Kuala Lumpur, 21th Aug 2024, 11.48pm – On Tuesday, South Malaysia Industries Bhd received a takeover bid exceeding RM47 million from a group of key shareholders.

The shareholders — Francis Leong and two subsidiaries of Techbase Industries Bhd (KL) — have proposed acquiring the remaining shares they don’t already own at 45 sen per share, as stated in an exchange filing. They currently hold over half of SMI’s issued shares.

The offer price is 11% higher than SMI’s closing price of 40.5 sen on Monday. SMI’s shares surged 12% to 45.5 sen on Tuesday before trading was suspended.

The offer follows an agreement signed by Francis Leong, through his private company Target 1 Sdn Bhd, with Techbase’s Honsin Apparel Sdn Bhd and HiQ Media (Malaysia) Sdn Bhd. This agreement formalizes their collaboration to jointly exercise voting rights and gain control over the management of SMI and its subsidiaries.

Leong, who also serves as the executive director of property developer Hong Seng Consolidated Bhd (KL), has been steadily acquiring significant amounts of SMI shares since May 2024 through Target 1 via open market purchases and direct business transactions.

Leong has since become the largest shareholder in SMI, holding a 30.67% stake. Honsin has been a shareholder since September 2022 with a 16.86% stake, while HiQ acquired a 2.52% stake in February 2023.

Collectively, they now hold 50.5% of SMI, which has triggered a mandatory takeover offer under Malaysian takeover regulations and capital market laws.

Despite this, the offerors, led by Leong, plan to retain SMI’s listing on the Main Market of Bursa Malaysia.

In a separate statement, Techbase noted that Honsin and HiQ are eager to collaborate with Target 1 to “achieve their common goal by improving SMI’s operational efficiency” and increasing shareholder value.

“Both parties will fully cooperate, providing necessary assistance and sharing relevant information for the mandatory general offer,” Techbase stated. Additionally, they plan to jointly nominate one representative director for SMI.

Honsin has previously attempted to gain control of SMI’s board. In March this year, Honsin sought to appoint Hong Zheng Hong and Tan Eng Gooi as directors during the company’s annual general meeting.

However, SMI blocked these resolutions, citing a rule that prohibits the appointment of any nominee from an offeror or persons acting in concert to the board, as well as the exercise of voting shares or rights, until an offer document has been dispatched.

Last year, Honsin tried to remove SMI’s board of directors through an extraordinary general meeting, but this effort was derailed as both parties became entangled in a series of legal disputes.

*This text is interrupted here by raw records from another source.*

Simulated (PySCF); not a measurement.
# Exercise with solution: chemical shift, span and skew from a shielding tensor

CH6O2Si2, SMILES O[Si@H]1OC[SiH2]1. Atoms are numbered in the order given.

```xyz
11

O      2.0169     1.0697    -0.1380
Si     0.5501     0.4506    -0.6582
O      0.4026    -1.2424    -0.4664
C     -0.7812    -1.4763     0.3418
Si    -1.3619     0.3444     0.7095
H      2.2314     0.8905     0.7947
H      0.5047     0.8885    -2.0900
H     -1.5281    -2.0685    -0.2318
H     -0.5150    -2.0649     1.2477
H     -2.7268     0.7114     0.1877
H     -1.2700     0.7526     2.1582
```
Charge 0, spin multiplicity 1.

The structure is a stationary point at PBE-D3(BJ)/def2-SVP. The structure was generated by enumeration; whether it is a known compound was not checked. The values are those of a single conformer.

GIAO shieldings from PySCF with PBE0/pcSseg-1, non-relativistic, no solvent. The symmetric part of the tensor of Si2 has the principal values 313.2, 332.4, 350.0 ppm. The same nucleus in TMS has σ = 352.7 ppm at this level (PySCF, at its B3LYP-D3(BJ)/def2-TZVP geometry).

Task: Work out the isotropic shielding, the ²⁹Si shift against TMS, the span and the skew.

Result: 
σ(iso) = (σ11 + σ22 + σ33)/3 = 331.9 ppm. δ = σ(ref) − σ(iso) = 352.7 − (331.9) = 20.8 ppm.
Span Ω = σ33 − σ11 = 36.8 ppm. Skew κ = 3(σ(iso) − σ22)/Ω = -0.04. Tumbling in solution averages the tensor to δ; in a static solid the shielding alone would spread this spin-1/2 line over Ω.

In March, SMI filed for a judicial review against the Securities Commission Malaysia, seeking to compel the regulator to address its complaint about an alleged violation of the Capital Markets and Services Act 2007 by Honsin, HiQ, and other associated parties.

In its March 23, 2023 complaint, SMI claimed that Honsin and the parties acting in concert with them had gained control of more than 33% of the company’s shares without making a mandatory takeover offer.

Additionally, last month, another significant SMI shareholder, Mah Sau Cheong, filed a lawsuit against Techbase, YB Ventures Bhd, and their subsidiaries, accusing them of manipulating SMI’s shares.

Mah also sued SMI, alleging that the company had engaged in share manipulation.